Henry Kissinger, speaking with The Economist: 1
It is undoubtedly the case that modern technology poses challenges to world order and world order stability that are absolutely unprecedented. Climate change is one of them. I personally believe that artificial intelligence is a crucial one, lest we wind up… creating instruments in relation to which we are like the Incas to the Spanish, [such that] our own creations have a better capacity to calculate than we do. It’s a problem we need to understand on a global basis.
For reference, here is Wikipedia on the Spanish conquest of the Inca empire.

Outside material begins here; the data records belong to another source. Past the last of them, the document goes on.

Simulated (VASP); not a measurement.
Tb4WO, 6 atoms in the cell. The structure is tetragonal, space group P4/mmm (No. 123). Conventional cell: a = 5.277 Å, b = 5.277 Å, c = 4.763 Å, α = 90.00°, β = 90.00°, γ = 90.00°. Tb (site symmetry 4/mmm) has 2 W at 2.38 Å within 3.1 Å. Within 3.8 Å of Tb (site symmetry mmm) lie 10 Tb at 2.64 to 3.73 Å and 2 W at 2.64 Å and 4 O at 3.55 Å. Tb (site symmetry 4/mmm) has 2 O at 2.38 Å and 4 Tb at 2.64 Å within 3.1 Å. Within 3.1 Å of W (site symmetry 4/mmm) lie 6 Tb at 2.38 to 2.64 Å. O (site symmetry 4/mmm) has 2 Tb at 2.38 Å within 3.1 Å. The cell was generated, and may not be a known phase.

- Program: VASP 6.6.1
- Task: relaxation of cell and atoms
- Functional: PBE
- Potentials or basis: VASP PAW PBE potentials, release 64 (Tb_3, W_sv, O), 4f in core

Henry Kissinger also addressed artificial intelligence in a recent interview with The Atlantic, though in this case he probably was not referring to smarter-than-human AI:
Footnotes:A military conflict between [China and the USA], given the technologies they possess, would be calamitous. Such a conflict would force the world to divide itself. And it would end in destruction, but not necessarily in victory, which would likely prove too difficult to define. Even if we could define victory, what in the wake of utter destruction could the victor demand of the loser? I am speaking of not merely the force of our weapons, but the unknowability of the consequences of some of them, such as cyberweapons. Traditional arms-control negotiations necessitated that each side tell the other what its capabilities were as a prelude to limiting those capacities. Yet with cyber, each country will be extremely reluctant to let others know its capabilities. Thus, there is no self-evident negotiated way to contain cyberwarfare. And artificial intelligence compounds this problem. Machines that can learn from their own experience and communicate with one another on their own raise both a practical and a moral imperative to find a way to keep mankind from destroying itself. The United States and China must strive to come to an understanding about the nature of their co-evolution.